A Youth Conservation Corps crew was hired to assist with refuge projects. Four students from the Austwell/Tivoli school district were selected to the crew to help for 8 weeks this summer. SCA Intern Chris Sandoval is their group leader for the program.

Aplamado Falcon chick

Photo by Diana Iriarte, USFWS

Whooping Crane Update
Photo by Laura Bonneau, USFWS

Whooping Crane Survey Results: Winter 2015-2016  
329 Wild Whooping Cranes Estimated
 The U.S. Fish and Wildlife Service has completed aerial surveys of the primary survey area centered on Aransas National Wildlife Refuge to estimate the abundance of whooping cranes in the Aransas-Wood Buffalo population. Preliminary analyses of the survey data indicated 329 whooping cranes (95% CI = 293-371; CV = 0.073) inhabited the primary survey area (Figure 1). This estimate included 38 juveniles (95% CI = 33-43; CV = 0.078) and 122 adult pairs (95% CI = 108-137; CV = 0.071). Recruitment of juveniles into the winter flock was 13 chicks (95% CI = 12-14; CV = 0.036) per 100 adults, which is comparable to long-term average recruitment. The precision of this year's estimate achieved the target set in the whooping crane inventory and monitoring protocol (i.e., CV < 0.10).

Interpretive Pollinator Garden

By Ellen Reisinger
Photos by Steve Reisinger

The Aransas Wildlife Refuge is proud to announce the installation of a new Pollinator Garden. Pollinators are animals that move pollen from one part of a flower of a plant to another. Birds, bees, bats, butterflies, moths and beetles are all considered to be pollinators. Pollinators such as bees and butterflies are beautiful and fun to watch. They also are play a critical role in our lives and are responsible for about one of every three bites of food that we eat. There is increasing evidence that many pollinators are in decline. Urban development, agricultural practices and pesticides are threatening their habitats. Much has been said about the plight of the Monarch Butterfly, but taking action for all pollinators is just as important. We all can help by using less pesticides and planting appropriate plants in our yards.
The Aransas Wildlife Refuge Pollinator Garden is intended to not only to be a haven for pollinators but a demonstration garden for the public as well. It is important to note that all plants found in this garden are native and endemic to the refuge. Both nectar and host plants were installed for a wide variety of pollinators. Nectar plants provide food and energy. Examples of nectar plants found in the garden are: Cowpen Daisy ( Verbesina encelioides), Texas Lantana ( Lantana urticoides), Scarlet Sage ( Salvia coccinea), Crucita, Fragrant Mistflower ( Chromolaena odorata), Turk's Cap ( Malvaviscus arboreus), Goldenrod ( Solidago odora) and Padre Island Mistflower ( Conoclinium betonicifolium). This selection and wide variety of plants will provide nectar from spring through fall. Host plants are food sources for butterfly caterpillars. Host plants included in this garden are: Green Milkweed ( Asclepias viridis), and soon to be added Zizotes Milkweed ( Asclepias oenotheroides). Trees include Sugar Hackberry ( Celtis laevigata) which is a larval host plant for 6 different butterflies.
Come by and visit the garden. Sit a spell on the bench and see how many different pollinators you can find. We hope you will feel inspired to create a pollinator garden in your own back yard.
If you'd like to help maintain the garden, please contact us.
See the progress of our garden in our photo gallery.
Nature Store

Photo by Irma Schreiner


We do not have a store update this issue. However, we can always use volunteers in the Nature Store. If you'd like to volunteer, please contact store manager Irma Schreiner for more information.
Check from City of Rockport
Left to right: Parks Department Director Tom Staley, Mayor C.J. Wax, Friends President Fred Lanoue, Parks Department Staff Rick Martinez.

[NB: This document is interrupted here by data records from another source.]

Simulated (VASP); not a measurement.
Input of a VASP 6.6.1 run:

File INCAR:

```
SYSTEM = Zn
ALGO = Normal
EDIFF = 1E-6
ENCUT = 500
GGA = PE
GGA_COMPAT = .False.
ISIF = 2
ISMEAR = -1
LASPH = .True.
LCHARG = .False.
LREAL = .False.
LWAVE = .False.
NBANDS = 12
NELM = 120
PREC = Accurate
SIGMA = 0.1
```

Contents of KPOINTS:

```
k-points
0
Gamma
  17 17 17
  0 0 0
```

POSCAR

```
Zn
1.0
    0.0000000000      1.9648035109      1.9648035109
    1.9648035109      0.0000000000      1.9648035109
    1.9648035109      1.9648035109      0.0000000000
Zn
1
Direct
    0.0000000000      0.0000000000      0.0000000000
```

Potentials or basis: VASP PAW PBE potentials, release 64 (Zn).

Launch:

Our organization received a check for $1085.00 from the City of Rockport. The check represented a portion of all the paid entries for the 2016 Whooping Crane Strut. The money will be deposited in our Water for Wildlife Fund.

The fund is used to drill new wells, and rehabilitate old ones  to ensure reliable fresh water sources for Whooping Cranes & other wildlife in times of drought. The fund was most recently used to drill 2 wells on Matagorda Island, with solar powered pumps. We hope to rebuild the fund, as there is an older well on the island that needs to be rehabilitated.
Boy Scount Troop 135
Mulch Crew
Boy Scout Troop 135 and other workers

Once our pollinator garden was planted, the plants needed to be mulched. Unloading & spreading a large trailer load of mulch seemed a daunting process. Jen Brown, Environmental Education Specialist, arranged with Boy Scout Troop # 135 to help as their service project. The scout group, from Ganada, TX, was absolutely amazing! They and their adult advisors, along with volunteers Ellen Reisinger, Hannah Plumpton, Linda Frank and Fred Lanoue were equal to the task. It was hard work, and they got more accomplished in a couple of hours than we ever imagined! They even made sure that all the mulch was cleaned out of the trailer & off the parking lot, and that all the tools were collected when they were done. What a great group!

Earth Day Bay Day
Linda Swiggett at FAMI table
Photo by Gay Heijmancik
Linda Swiggett and Gay Heijmancik did a wonderful job representing Friends of Aransas and Aransas National Wildlife Refuge at Earth Day Bay Day in Corpus Christi on April 9th. They gave out 500 shells they had painted, as well as Roseate Spoonbill postcards and Aransas NWR pencils, and information about the refuge. Linda has created a photo album that she had on display at the table, and that got a lot of interest. Linda & Gay talked with people about the refuge and invited them to come out to see it for themselves. They signed up over 50 people that want to receive our e-newsletter to keep up with what is going on at the refuge.

The same day, Irma Schreiner and Ron Smudy represented FAMI at Nature Fest in Coleto Creek Park, near Victoria.
Upcoming Events

  September 15-18 - Rockport-Fulton HummerBird Celebration. We will be in the Hummer Mall September 16-18.
Thank You to Supporters

Thank you to:


Our Corporate Sponsor, Hilcorp Energy for their continued support.


City of Rockport, TX for contributing to our Water for Wildlife Fund.


Our pollinator garden mighty maintenance team: Linda Frank, Ellen Reisinger, Fred Lanoue, Laurel Cahill, Laura Clark, Lillian Gasca, & Linda Lanoue. They meet monthly to help in the garden. If you'd like to help, too, let us know.


We do not list individual donors without permission, but we greatly appreciate everything we receive. You can contribute to our general fund, or specify that you want your donation go to a special purpose, such as the Whooping Crane or Connecting Kids with Nature Fund.


Thank you to everyone that donated by using the Smile program when shopping at Each purchase through the Smile program earns a small contribution to FAMI. You pay the same price for the same goods & services as using regular Amazon.


As always, we thank everyone for helping us help Aransas National Wildlife Refuge.